All Market Participants are hereby informed that an Open Offer (“Offer”) is made by Appu Financial Services Limited (“Acquirer”) to the existing public shareholders of Velox Industries Limited (“Target Company”) to acquire up to 20,53,150 (Twenty Lakhs Fifty-Three Thousand One Hundred Fifty) Equity shares of Rs. 10/- each representing 25.75%(Twenty-Five point Seventy-Five Percent) * of the Emerging Voting Equity Share Capital of the Target company on a fully diluted basis, as of the tenth working day from the closure of the tendering period of the open offer (“Voting Share Capital” ), from the eligible shareholders of the Target Company of Rs. 10/- each at a price of Rs. 10.00/- per share (“Offer Price”) payable in cash., pursuant to the Regulation 3(1) and 4, of the SEBI (SAST) Regulations, 2011 and subsequent amendments thereof for substantial acquisition of shares / voting rights accompanied with change in control, from October 19, 2022 to November 03, 2022.

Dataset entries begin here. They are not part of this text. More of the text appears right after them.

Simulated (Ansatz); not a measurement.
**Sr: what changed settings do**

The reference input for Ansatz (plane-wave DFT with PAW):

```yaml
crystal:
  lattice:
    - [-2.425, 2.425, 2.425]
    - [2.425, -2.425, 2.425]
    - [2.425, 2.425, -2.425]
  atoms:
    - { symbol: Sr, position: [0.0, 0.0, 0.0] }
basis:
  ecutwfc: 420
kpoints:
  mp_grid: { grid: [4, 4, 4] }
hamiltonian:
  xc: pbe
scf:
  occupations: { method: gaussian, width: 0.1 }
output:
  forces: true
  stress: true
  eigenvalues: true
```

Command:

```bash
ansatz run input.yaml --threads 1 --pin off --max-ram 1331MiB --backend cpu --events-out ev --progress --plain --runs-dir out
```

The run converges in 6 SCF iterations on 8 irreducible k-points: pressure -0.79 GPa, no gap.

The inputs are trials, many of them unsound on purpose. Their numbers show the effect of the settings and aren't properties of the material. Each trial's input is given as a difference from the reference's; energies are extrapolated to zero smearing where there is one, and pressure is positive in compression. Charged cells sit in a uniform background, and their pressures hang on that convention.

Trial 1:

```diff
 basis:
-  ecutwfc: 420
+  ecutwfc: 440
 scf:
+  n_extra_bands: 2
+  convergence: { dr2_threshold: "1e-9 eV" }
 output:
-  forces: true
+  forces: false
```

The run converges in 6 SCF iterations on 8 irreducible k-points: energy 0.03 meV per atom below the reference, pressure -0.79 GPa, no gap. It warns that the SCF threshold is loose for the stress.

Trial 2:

*An open offer in compliance with the provisions of Regulations 3 (1) and 4 of the SEBI (SAST) Regulations, is required to be given for atleast 26.00% (Twenty-Six Percent) of the of the Emerging Voting Equity Share Capital of the Target company, i.e. for 20,73,240 Equity Shares. However since, the shareholding of the public shareholders including the Investors (public shareholders who are proposed preferential Allottee’s also), as on date of this LOF, is 25.75% (Twenty-Five point Seventy-Five Percent), therefore the Open Offer Shares represent 25.75% (Twenty-Five point Seventy-Five Percent) of the Emerging Voting Equity Share Capital of the Target Company and since the Investors (also a proposed preferential Allottee and proposed public shareholders) other than the Acquirer (also a proposed preferential Allottee and proposed promoter) do not intend participating in the open offer, the Open Offer is being made for 1,78,150 equity shares i.e. 2.23% Emerging Voting Equity Share Capital of the Target Company.

Letter of Offer is herewith attached for your perusal.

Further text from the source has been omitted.